Kwame Osei, 65, dreams of his youngest daughter one day taking over his cocoa plantation in Ghana. There are good chances of that happening: Innovative procurement models, such as the Lindt & Sprüngli Farming Program, are making farming more attractive again for farmers.
Kwame Osei is one of more than 42’000 Ghanaian small-scale farmers who supply cocoa for LINDT chocolate. This highly important commodity for the production of chocolate is grown in a narrow belt around the Equator. Despite intensive and careful work, many cocoa farmers live in impoverished circumstances. The non-transparent trade channels with many interim dealers, small farming areas, insufficient farming practices, the lack of access to inputs, the ageing of the existing trees coupled with the challenging care that they require all contribute to the farmers' income often being very low. Many cocoa farmers are therefore turning their backs on farming entirely.
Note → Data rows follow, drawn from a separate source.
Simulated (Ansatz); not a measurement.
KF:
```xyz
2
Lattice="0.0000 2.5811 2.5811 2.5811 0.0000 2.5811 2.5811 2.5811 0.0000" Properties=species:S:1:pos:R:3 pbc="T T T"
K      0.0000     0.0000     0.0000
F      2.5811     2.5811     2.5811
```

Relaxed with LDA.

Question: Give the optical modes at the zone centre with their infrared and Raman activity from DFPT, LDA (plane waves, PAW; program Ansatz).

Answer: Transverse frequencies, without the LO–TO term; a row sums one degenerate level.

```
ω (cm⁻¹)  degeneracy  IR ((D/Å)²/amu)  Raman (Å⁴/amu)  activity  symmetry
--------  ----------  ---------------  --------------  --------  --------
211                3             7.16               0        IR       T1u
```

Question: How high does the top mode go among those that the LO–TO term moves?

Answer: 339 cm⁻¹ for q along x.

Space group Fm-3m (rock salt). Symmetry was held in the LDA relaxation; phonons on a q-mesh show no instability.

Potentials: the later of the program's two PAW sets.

Creating traceability - with the company's own procurement model
To combat these shortcomings, Lindt & Sprüngli, the manufacturer of LINDT chocolate, has for several years opted to work closely with the farmers in the best cocoa farming regions in the world. In Ghana, where a major percentage of the cocoa for LINDT chocolate comes from, a special procurement model has been developed for this. It aims to improve the situation for the farmers locally and at the same time increase the attractiveness of cocoa farming so that cocoa remains available in sufficient quality and volume in the future too. It is hoped that the risk of child labour and poor working conditions will be reduced as the livelihoods and living conditions of farmers and their communities improve. Together with Armajaro, Lindt & Sprüngli’s supply chain partner in Ghana, and the state-run Ghanaian organisation Ghana Cocoa Board, a system for the traceability of cocoa was created back in 2008. Thanks to this system, it is known where the purchased beans come from. This transparency makes it possible to safeguard the quality of the cocoa and at the same time gain a picture of the social and ecological farming conditions locally. This in turn permits specific assistance for the farmers. Traceability is thus the key to ensuring sustainable cocoa procurement today and in the future.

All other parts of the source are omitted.